Turkish Court Manufactury Rugs were woven in the Egyptian workshops founded by Ottoman Empire in the 16th century. Those carpets were woven in Egypt, following the paper cartoons probably created in Istanbul and sent to Cairo then.
Shortly after its conquest by the Osmanli Turks (1517), a change of style was set in Egypt which, due to the establishment of a manufactory working for the court in Istanbul, found a powerful expression in the carpet industry.
While the weaving of carpets in the traditional geometric Mamluk designs continued well into the seventeenth century, sometime around the mid-sixteenth century, Cairene weavers began to create an entirely new kind of carpet, using their traditional Mamluk materials, technique, and coloration but reflecting the latest styles then being made at the court of the Ottoman sultans in Istanbul.
A splendid example of this new Ottoman court weaving, the Blumenthal Carpet, shows us the characteristics of the latest style. The carpet was woven following a paper cartoon probably created in Istanbul and sent to Cairo. Therefore, the field design is repetitive on a relatively small scale (not unlike the small-pattern Holbein) and follows the concept of an infinitely repeating pattern cut by the border, as in the Star Ushak medallion carpet. However, the curvilinear designs, consisting of small round metal lions, sprays of flowers, and curved, feather-like serrated (saz-style) leaves, echo the court style of faraway Istanbul, originating in the pen-on-paper designs of the famous court artist Shah Qulu.

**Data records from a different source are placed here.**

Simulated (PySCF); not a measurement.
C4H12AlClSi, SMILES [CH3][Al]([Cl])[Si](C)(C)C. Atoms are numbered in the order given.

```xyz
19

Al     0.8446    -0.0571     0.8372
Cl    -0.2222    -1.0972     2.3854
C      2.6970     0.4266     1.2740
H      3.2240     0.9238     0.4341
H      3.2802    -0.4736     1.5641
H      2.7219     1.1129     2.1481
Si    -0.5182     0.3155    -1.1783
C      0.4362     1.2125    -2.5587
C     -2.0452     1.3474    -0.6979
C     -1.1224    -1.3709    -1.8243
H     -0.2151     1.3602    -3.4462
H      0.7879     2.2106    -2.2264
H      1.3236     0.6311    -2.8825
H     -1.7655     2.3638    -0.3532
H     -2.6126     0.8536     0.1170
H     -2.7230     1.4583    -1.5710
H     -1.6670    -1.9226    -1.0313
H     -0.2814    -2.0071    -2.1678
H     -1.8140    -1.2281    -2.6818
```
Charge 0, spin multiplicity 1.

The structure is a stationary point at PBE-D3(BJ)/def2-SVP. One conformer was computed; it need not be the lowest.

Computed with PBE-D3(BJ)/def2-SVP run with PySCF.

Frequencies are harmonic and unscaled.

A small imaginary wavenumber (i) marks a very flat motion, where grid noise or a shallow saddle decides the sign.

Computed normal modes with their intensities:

As time passed and royal commissions from Istanbul came more infrequently, Cairene weavers turned to producing carpets in both new and old styles for export to Europe, where, from time to time, European painters documented such carpets in their depictions of European nobility.
Carnations, tulips, hyacinths, lilies, peonies, and other flowers, together with gracefully sweeping lancet leaves, sumptuous palmettes, and delicate sprays of blossoms, constitute the rich flora of these carpets, whose borders charm the eye with their elegant solutions for the corner problem, while in the guard stripes almost invariably little rosette-flowers appear all in a row. It is merely by way of exception that we will still find appropriations levied upon the Mamluk tradition. On the other hand, the coming revolution in decor is already heralded in a few specimens that we still count as belonging to the earlier group. In pure folk art, such a radical overturn would be quite inconceivable. Still, in the operation of a manufacturer, the introduction of a completely novel program can be accomplished with a minimum of confusion. With this change of orientation, it was significant that the idea of a governing medallion, even with a different conception, had already been used.
The Cairene Ottoman carpets correspond with those of the previous period both in material and in color range, and the palette is extended only through the more plentiful use of yellow, white, and a few other tints; occasionally, however, they were inclined to be satisfied with the three Cairene basic colors. Nevertheless, if doubts have been expressed regarding the continuity of their production, these were based entirely on the fact that the new rugs renounced completely the decorative orientation that had been observed up to that point. Vegetation, which at times is naturalistic, at times stylized peculiarly, is deployed luxuriantly and, in forms that are known to us from Turkish wall tiles and brocades, quite fills the field in endless continuation, interrupted by a large or a small medallion, quadrants of which are often repeated in the corners.
We can surmise that the designs and colors of Mamluk carpets, with their unusual combination of insect-derived red, blue, green, and sometimes yellow, with virtually no undyed white at all, constitute an effort to create a recognizable brand in the early modern market, especially in Europe, where Mamluk carpets such as this, with their subtle coloration, incredibly detailed design, and mosaic-like layout of small and intricately patterned geometric motifs, constituted an appealing alternative to the more coarsely woven and brightly colored carpets from Anatolia, such as Ushak medallion carpets.
Attempting to read early carpets produced in workshops in Cairo provides an entirely different set of challenges. Cairene carpets are distinguished by their limited color palette, symmetrical knotting, and unusual construction of S-spun wool. A new carpet genre instigated a hybrid structure, crossing the Persian knot with depressed warp and three-weft shoots with the all-woolen build of Anatolia. Why they employed woolen warps, not cotton, is a mystery: only these carpets employ a 4-ply woolen warp. The weft is also eccentric: a multiple, non-plied yarn, sometimes used in Turkmen carpets. In general, the Mamluk carpets have a square weave, facilitating the transfer of geometric designs. So characteristic is the S (and SZ) spinning that it must be considered integral to a design concept of exorbitant symmetry.